First, increasing the number of trials does not transform the sum into an integral. If you throw a die $10^{20}$ time the average value of the throw is still $$ \frac{1}{10^{20}}\sum_n n N(n) $$ where $N(n)$ is the number of times you observe outcome $n$ on the die, i.e it still a sum over $6$ possible outcomes. More generally, $$ \langle a\rangle =\frac{1}{N}\sum_a a A(a). \tag{1} $$ where $A(a)$ is the number of times you get the outcome $a$, and the sum is over all possible outcomes. The sum remains discrete even as you increase the number of experiments provided that the possible outcomes remain discrete, as in throwing a single die.

The key difference between something like Eq.(1) and $$ \int dx P(x) x \tag{2} $$ is the nature of the outcomes, either discrete as in (1) or continuous like $x$ in (2).

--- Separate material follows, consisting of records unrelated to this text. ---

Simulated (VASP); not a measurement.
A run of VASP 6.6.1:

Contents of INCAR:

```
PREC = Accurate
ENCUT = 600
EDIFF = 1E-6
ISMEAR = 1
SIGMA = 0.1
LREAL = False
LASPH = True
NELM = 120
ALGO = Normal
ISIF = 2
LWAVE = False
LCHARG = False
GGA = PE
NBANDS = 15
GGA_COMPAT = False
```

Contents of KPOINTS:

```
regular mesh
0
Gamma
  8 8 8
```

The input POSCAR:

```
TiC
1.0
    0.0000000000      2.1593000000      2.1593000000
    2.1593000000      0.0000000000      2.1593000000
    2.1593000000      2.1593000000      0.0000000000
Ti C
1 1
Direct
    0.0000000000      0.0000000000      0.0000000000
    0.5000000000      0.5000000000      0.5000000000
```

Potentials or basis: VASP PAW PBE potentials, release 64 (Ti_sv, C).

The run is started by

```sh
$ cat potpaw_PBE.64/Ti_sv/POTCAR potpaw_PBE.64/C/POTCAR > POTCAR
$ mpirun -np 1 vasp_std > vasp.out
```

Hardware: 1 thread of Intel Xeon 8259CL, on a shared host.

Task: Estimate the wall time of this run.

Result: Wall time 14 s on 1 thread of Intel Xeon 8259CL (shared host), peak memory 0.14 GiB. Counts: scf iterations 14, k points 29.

In (2), the function $P(x)$ is a probably density, i.e.a non-negative function of $x$. Note that it is a density in the sense that, if $\int dx P(x)=1$, where the integration is over the entire range of $x$, the $P(x_0)dx$ is the probability of getting the $x$ values to lie between $x_0\pm dx/2$, i.e in the range $x_0-dx/2$ to $x_0+dx/2$. We use (2) to compute - say - the average position because the possible positions are a continuous set of outcomes.

The role of this non-negative probability density $P(x)$ is in quantum mechanics played by $\psi^*(x)\psi(x)$, which is also non-negative. For bound states we further require that $\psi(x)^*\psi(x) <\infty$ so we can rescale $\psi(x)$ so $\int dx \psi^*(x)\psi(x)=1$.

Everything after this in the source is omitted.